Best Things to Do in the Midlands of England

Even though there is so much to see and do in the Midlands of England, the region is often overlooked by tourists. Visitors usually go from the cosmopolitan South over motorways across to the North without even coming through to the area that gave birth to Shakespeare, the Industrial Revolution and the greatest batch of Anglo-Saxon gold and silver metalwork ever found. Even if you’re no history buff and literature doesn’t excite you, there’s still much to do. Looking for places to explore and have a little fun? Here are the best things to do in the Midlands of England.

Shopping in Birmingham

Birmingham

The Bullring markets make up a small part of the retail heaven that is in the UK’s second largest city. Most of the city center is covered with several huge, multi-leveled modern malls. Indian brides from all over the UK and Europe make their way to Birmingham to purchase sari fabrics and wedding accessories in The Rag Market. Just a few blocks away is The Mailbox, which got its name because it was once a Post Office designed to look like a typical British mailbox. The Mailbox is the center for luxury fashion. A few miles away, in the Jewellery Quarter, you will find gems and precious metals custom designed. You can also catch the work of up and coming jewelry designers at hundreds of jewelry shops and jewelry-related businesses. Anyone who loves to shop will be in heaven visiting Birmingham.

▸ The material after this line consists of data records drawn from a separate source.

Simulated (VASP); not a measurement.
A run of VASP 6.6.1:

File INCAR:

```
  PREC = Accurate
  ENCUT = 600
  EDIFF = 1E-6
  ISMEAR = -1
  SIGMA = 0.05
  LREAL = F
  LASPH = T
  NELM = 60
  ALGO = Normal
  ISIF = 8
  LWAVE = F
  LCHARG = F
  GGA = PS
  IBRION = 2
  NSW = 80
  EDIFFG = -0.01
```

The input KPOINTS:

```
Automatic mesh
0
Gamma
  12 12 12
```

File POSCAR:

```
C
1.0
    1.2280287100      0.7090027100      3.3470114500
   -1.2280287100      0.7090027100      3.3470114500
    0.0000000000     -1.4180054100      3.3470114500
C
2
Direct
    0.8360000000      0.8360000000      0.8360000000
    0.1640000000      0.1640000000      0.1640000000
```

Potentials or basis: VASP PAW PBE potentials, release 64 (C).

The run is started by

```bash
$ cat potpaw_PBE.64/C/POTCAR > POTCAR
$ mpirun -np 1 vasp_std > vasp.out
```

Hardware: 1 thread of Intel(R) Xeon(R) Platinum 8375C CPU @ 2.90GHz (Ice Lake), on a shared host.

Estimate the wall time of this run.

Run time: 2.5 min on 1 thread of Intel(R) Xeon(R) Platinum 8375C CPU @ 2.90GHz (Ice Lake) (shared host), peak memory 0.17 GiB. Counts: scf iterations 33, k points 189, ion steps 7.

Visit Princess Diana’s childhood home

Althorp, Princess Diana’s childhood home and final resting place, is open to the public during certain times of the year. You can find specific dates on the Althorp website. The house has been the home of the Spencer family for over 500 years and its collections are amazing. There are 650 portraits, probably the finest portrait collection in all of Europe, including a room full of family portraits by Sir Joshua Reynolds, who was a family friend. Visitors enter Althorp through what was known as The Wootton Hall. It is named for the artist John Wootton who painted the country scenes that cover the walls of the room. As you approach the home, you may notice several sheep munching happily on the lawns and fields. They are not decorative, and at one time, Althorp was home to a flock of 19,000 sheep.

Try your luck at Broadway Casino

There is always a poker tournament going on at Broadway Casino, Birmingham’s leading independent casino. In addition to a wonderful gaming floor and one of the leading poker rooms in the U.K., they also have a beautiful restaurant serving up delicious dishes. Also on site is a stylish bar and lounge area, The Manhattan, where guests can enjoy drinks while they relax. The bar can get extremely crowded at times, as this is a very popular place. If this isn’t your scene, you can always skip the crowd and enjoy the same casino games from your computer or phone at Zyngapoker.com or Pokerstarscasino.com. Whatever you choose, the Broadway is definitely worth visiting, as they are more than just a casino.

Climb up to Lincoln Cathedral

Lincoln Cathedral Church

Lincoln, in the East Midlands, is at the very top of the town and the pedestrian street that leads to it is so steep it’s actually called Steep Hill. It is so steep that most of the street is lined with railings so that pedestrians can cling on and get to the top. However, if you don’t want to make your way from Lincoln’s retail district and waterfront without hiking up the hill, there is also a bus. Lincoln has an extremely well preserved Medieval Quarter as well as some interesting Roman remains. The Cathedral, one of the earliest specimens of the English style known as Perpendicular Gothic, was, until the mid 16th century, the only man made structure in the world that was taller than the Pyramids. After you visit the Cathedral, you can find your way down through the Cathedral Quarter to the ruins of the Medieval Bishop’s Palace. It’s said to be haunted and is definitely creepy to visit during dark.

Hunt for Robin Hood’s lair in Sherwood Forest

The Major Oak, which is between 800 and 1,000 years old, was said to be Robin Hood’s hiding place and the shelter where he and his band of Merry Men slept, hidden from sight and the evil Sheriff of Nottingham. At the Sherwood Forest Visitor Center, you can find out the best ways to explore this ancient woodland. There is plenty of information about walks, wildlife and legends that you’re able to explore. An important feature of this forest is the number of truly ancient oak trees here. There are at least 1,000 that are thought to be at least 500 years old. If you’re particularly fond of the English folklore, you will really appreciate this attraction.